The model storage section 33 is used to store an estimation model for estimating a data group with missing data in it interpolated from a data group containing missing data.
The storage sections 31 to 33 however are not essential components; the data processing device 1 may acquire necessary data from a measurement device or a user device when necessary. Alternatively, the storage sections 31 to 33 may not be built in the data processing device 1, but may be provided in an external storage medium such as a USB memory or a storage device such as a database server located in a cloud, for example.
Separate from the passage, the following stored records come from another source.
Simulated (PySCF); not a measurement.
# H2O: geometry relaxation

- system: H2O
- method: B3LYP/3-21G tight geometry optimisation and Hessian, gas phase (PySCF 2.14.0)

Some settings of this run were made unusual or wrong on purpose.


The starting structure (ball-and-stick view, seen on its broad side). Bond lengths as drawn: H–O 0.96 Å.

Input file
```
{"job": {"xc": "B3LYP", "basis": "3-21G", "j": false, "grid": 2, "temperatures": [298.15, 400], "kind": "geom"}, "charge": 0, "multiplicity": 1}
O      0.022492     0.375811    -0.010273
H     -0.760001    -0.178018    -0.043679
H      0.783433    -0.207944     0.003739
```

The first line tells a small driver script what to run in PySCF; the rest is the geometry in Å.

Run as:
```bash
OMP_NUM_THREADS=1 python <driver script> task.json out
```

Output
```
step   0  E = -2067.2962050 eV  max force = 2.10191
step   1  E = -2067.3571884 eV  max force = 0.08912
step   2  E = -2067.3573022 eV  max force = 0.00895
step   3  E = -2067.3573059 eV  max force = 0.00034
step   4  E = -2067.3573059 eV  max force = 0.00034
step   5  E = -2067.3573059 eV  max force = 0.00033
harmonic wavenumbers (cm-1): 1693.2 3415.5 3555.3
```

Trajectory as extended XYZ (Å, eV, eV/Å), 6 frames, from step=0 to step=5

The control unit 20 has a hardware processor such as a CPU (Central Processing Unit) and an MPU (Micro Processing Unit), not shown in the figure, and memories such as DRAM (Dynamic Random Access Memory) and SRAM (Static Random Access Memory), and includes a data acquisition section 21, a statistics calculation section 22, a vector generation section 23, a learning section 24, an estimation section 25, and an output control section 26 as processing functions necessary for implementing this embodiment. These processing functions are all implemented by execution of programs stored in the storage unit 30 by the processor. The control unit 20 may also be implemented in any of other various forms, including an integrated circuit such as ASIC (Application Specific Integrated Circuit) and FPGA (field-programmable gate array).
The data acquisition section 21 performs processing for acquiring a data group for analysis via the input/output interface unit 10 and storing them in the data storage section 31.
The statistics calculation section 22 performs processing for reading data stored in the data storage section 31, calculating statistics according to a predefined unit of aggregation, and storing the result of calculation in the statistics storage section 32. In an embodiment, statistics include a representative value of data included in each unit of aggregation and a validity ratio representing the proportion of valid data included in each unit of aggregation.
The vector generation section 23 performs processing for reading statistics stored in the statistics storage section 32 and generating a vector made up of a predefined number of elements. In an embodiment, the vector generation section 23 generates a vector X with elements being a predefined number of representative values, and a vector W with elements being validity ratios corresponding to the respective elements of the vector X. The vector generation section 23 outputs the generated vector X and vector W to the learning section 24 in a learning phase and to the estimation section 25 in an estimation phase.
The learning section 24 performs, in the learning phase, processing for reading the estimation model stored in the model storage section 33 and inputting the vector X and vector W received from the vector generation section 23 into the estimation model for learning of parameters of the estimation model. In an embodiment, the learning section 24 inputs a vector formed from a concatenation of the elements of the vector X and the elements of the vector W to the estimation model, and acquires a vector Y which is output by the estimation model in response to the input. Then, the learning section 24 performs processing for learning the parameters of the estimation model so as to minimize an error which is calculated based on a difference between the vector X and the vector Y and updating the estimation model stored in the model storage section 33 as necessary.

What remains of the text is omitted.